This article is more than 9 years old.

Do you ever fantasize about ditching the corporate career and becoming an entrepreneur? Are you already an entrepreneur, fighting to survive and struggling with the question; what is it all for?  The answers may be waiting for you in entrepreneur heaven.

A few years back, Mitch Albom wrote a touching and wildly successful book called The Five People You Meet in Heaven. The book follows an old man into heaven where he encounters five people from his life who each have a lesson to share, helping him finally understand the meaning of his life.

I spend 90% of my time working with and around entrepreneurs, many whose names you would know. Each of their journeys is utterly unique, and yet I consistently see the same set of characters appearing in their life stories.

Is there an entrepreneur heaven?  And are there people there from your life here on earth that can help you understand the purpose of it all?  Who knows. But if there is, here are five people you will likely meet:

The Advocate

The first person you meet in entrepreneurial heaven is an older, experienced and very successful individual who revealed for you a potential future for yourself you had never imagined. For me this was a highly regarded leadership coach who worked with dozens of Fortune 500 CEOs. I was young with no notable success to my name, and yet he saw something in me I had not yet seen. He challenged me to write, and I became an author. He pushed me to create, and I became an entrepreneur. He compelled me to dream, and barriers in front of me collapsed.

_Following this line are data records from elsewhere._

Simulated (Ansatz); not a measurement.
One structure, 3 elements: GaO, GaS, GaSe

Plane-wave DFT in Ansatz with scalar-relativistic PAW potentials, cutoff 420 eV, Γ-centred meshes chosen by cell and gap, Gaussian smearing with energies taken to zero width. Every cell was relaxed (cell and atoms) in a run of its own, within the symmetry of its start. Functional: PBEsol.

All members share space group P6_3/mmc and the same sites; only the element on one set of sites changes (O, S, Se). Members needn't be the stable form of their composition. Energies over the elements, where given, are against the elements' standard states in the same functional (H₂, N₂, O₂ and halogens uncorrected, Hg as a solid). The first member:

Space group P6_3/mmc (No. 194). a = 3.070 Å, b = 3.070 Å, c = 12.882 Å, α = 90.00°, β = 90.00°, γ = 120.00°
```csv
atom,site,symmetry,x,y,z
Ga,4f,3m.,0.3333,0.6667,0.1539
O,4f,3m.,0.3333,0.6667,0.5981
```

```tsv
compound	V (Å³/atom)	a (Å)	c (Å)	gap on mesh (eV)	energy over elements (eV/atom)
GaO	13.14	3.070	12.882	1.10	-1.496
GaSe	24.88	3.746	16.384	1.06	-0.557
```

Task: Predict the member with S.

Lesson One: If you open yourself up to the possibility that you can achieve much more than you or others around you think possible, those dreams just might come true.

photo credit: imgkid.com

The Apprentice

The second person you meet is the young, eager employee who was open to new horizons. My very first hire in my first company was a secretary. Not an assistant. A secretary. But she quickly showed amazing promise and enthusiasm to grow. I gave her some rope, and soon she was pulling rope from me like a sailor in a world cup race raising the mainsail. She is still with my first company today, thriving as one of the organizations top executives. I was always amazed at her capacity to learn, but in the end I realized it was her that was teaching me.

Lesson Two: Your role is to inspire not only customers, but everyone around you to reach their true potential.

The Provocateur

The third person you meet is a customer. This may not have been your first customer, but they will likely have been the one in the most pain. They desperately needed you to solve a problem for them, and they were willing to help you get there. They openly (and often offensively) told you your ideas were unintelligent and entirely off the mark (even when others were showering you with early praise). But they encouraged you, providing invaluable hints along the way. Ultimately, they became a trusted partner in your success.

Lesson Three: You must embrace the brutal, gritty, honest truth. Early success if often the most inefficient teacher.

The Leveler

The fourth person you will meet in entrepreneur heaven is someone who made sure you were living in reality; building you up and bringing you back down in equal measure. For me, this person has been my wife. She provides much needed support when times are tough, and a strong dose of humility when the world around me is cheering. Not distracted by the highs and lows, she always keeps me grounded near the middle.

Lesson Four:  The entrepreneur who lives greatly faces adversity with courage, uncertainty with optimism, and success with humility.

The Child

The final person you meet in entrepreneur heaven is a child. She is not aware of your struggles and challenges, of your defeats and triumphs, or the insurmountable walls that you passed over on your journey. She is not even aware of your role in the world. But somehow, she knows that you were part of making it a better place.

Lesson Five:  Your challenge is to change the world. No all of it. Not even most of it. Just your small piece of it. For the better, and forever.

* * *

If the lessons of heaven are about meaning, then meaning is about the journey, not the outcome. So often, we look to the end result without considering the experiences that will get us there. We cherish the potential outcome but discount the process and people that will make it possible, and worthwhile.

It is the people you meet along this journey that add the color to your own personal life portrait. And through them the meaning of it all is revealed.